Prioritizing Customers

By Joe Tito

At the WHMA conference in Tucson this past February, I ran into Scott Morris of Marsh Electronic’s/MarVac Assemblies division. He was getting ready to host a roundtable discussion entitled, Qualifying & Quantifying New Opportunities. The purpose of the discussion was to exchange ways to prioritize new opportunities and juggle existing customers in these troubling times of supply chain issues andpersonnel shortages. This is a not new problem for MarVac, and its unlikely that its new for most companies. But activities of the last two years have really brought the issue to the forefront.

Scott discussed the early days of MarVac and how it has led to some of their current challenges. In those early days, they grew the company by taking orders for assemblies that other companies did not want to build. “Heck, we probably would have built bird houses if someone had asked us — we had lumber, we had nails, we had hammers…” he joked. “The same thing that got us here is actually hampering our growth.” Scott confirmed this issue is currently front and center at MarVac.

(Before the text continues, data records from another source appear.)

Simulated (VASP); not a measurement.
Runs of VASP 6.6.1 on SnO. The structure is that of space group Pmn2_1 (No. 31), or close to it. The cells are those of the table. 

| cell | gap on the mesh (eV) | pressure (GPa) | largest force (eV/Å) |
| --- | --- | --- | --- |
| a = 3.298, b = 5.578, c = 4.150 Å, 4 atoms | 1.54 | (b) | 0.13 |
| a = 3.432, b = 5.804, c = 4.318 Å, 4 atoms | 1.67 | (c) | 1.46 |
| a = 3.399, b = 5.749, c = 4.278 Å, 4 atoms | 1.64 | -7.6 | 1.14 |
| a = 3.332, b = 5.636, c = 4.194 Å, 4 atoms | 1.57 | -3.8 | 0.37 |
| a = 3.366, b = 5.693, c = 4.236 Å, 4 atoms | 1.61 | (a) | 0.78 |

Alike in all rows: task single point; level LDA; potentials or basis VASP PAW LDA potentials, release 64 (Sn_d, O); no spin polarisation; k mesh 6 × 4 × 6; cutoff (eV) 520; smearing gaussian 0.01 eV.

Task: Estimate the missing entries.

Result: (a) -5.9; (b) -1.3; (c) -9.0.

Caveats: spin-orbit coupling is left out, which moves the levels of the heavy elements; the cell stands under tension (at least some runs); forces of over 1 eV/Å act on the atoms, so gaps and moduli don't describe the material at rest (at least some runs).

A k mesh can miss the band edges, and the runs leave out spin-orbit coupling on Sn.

I arranged a conversation with Scott and Steve Banovich, Manager of Mar-Vac, after the show to discuss some of the ways they are dealing with the constraints. “The goal is not to take anything away from our top 25 customers,” Scott said. If you build a $1000 assembly for a $1000 a year customer, or if you build that same assembly for a $4 million a year a customer, it takes the same amount of time and resources. And once you accept that order, you are morally, ethically and somewhat legally bound to take it,” he asserted. As such, MarVac is taking a more critical look for better opportunities that align with their core competencies. “If you invite the wrong people to the wedding, eventually somebody is gonna step on the brides dress,” Scott analogized.

MarVac is trying to create a better sales funnel/filter so the opportunities that come in fit their overall strategy for growth. They are introducing guidelines to their salesforce to help them better define a well aligned opportunity. Scott indicated it can be quite a balancing act, however.  There are no hard stops, and they try not to push back too hard. They want to sharpen their focus without undermining their enthusiasm. “We want to look at opportunities that make the most sense for us in allocating our resources. Thats not to say we want to close the spigot off for everyone, we just want to be smarter about how we go forward.”

In order to achieve their goals, MarVac has had to say goodbye to a few customers. “It’s a multi-pronged approach,” Scott described, “and weve already invited people to the wedding that we shouldnt have, so we are setting up some criteria for when that business comes up for quote again.”

Steve realizes that many of their competitors may be slightly ahead of them on this, but their situation as a distributor and manufacturer, requires special handing. “Marsh/MarVac is a lot different and that we are a very sizable distributor (Marsh Electronics) who also has a rapidly growing value-added center (MarVac Assemblies). Theres not too many manufacturers who have our big footprint as a distributor, so that adds to the complexity.”

Larry Manz Director of Sales & Marketing at Insource had chimed in on the original conversation and was also kind enough to share a few minutes on a follow up call. “The last two years have been very difficult. We went from not having enough people, and not sure how orders were going to continue, to realizing the world didnt burn down, and we were still going to be building things. Orders started quickly pouring in.” he chronicled.

Insource has instituted a capacity utilization plan. Theyve looked at each customer’s utilization over the past two years and have tried to keep them at the same relative percentage. “The only way they can get more business,” Larry mentioned, “is if we find more people, which we are slowly doing.”

Like MarVac, Insource has had to release some customers. “Weve had to look at how they match our core competencies and, unfortunately, we have had to send some out into the greater good of society to find their next wire harness supplier.”

In making these tough decisions, Insource has had to look at not only how they fit in their strategic growth plan, but also how they contribute to the labor problem (high usage versus relatively low usage). But the main criteria tend to be financial. “Many of these decisions were based on profitability. I think we had three price increases last year, and we didnt lose a single customer. We thought that was a lever we could pull to filter out some those customers, but they just kept coming,” he instructed.

Larry indicated that, because of Insource’s great track record with quality and OTD, they actually have a list of past customers who wish to be notified when capacity issues improve. “Were currently adding people to our staff, and whenever we have an opportunity or an opening to slip someone in, I know exactly who Im going to start calling.”

Let us know what steps you’re taking to combat capacity issues. You can email me at [email protected]. I look forward to hearing from you!

Interesting Side Note

This might be fodder for a future article, but Larry made one final very interesting point. He is hoping the sales skills Insource has perfected over the years will not atrophy during this period of customer selection. I think the mere fact that they are aware of this will help them sidestep that issue in the future.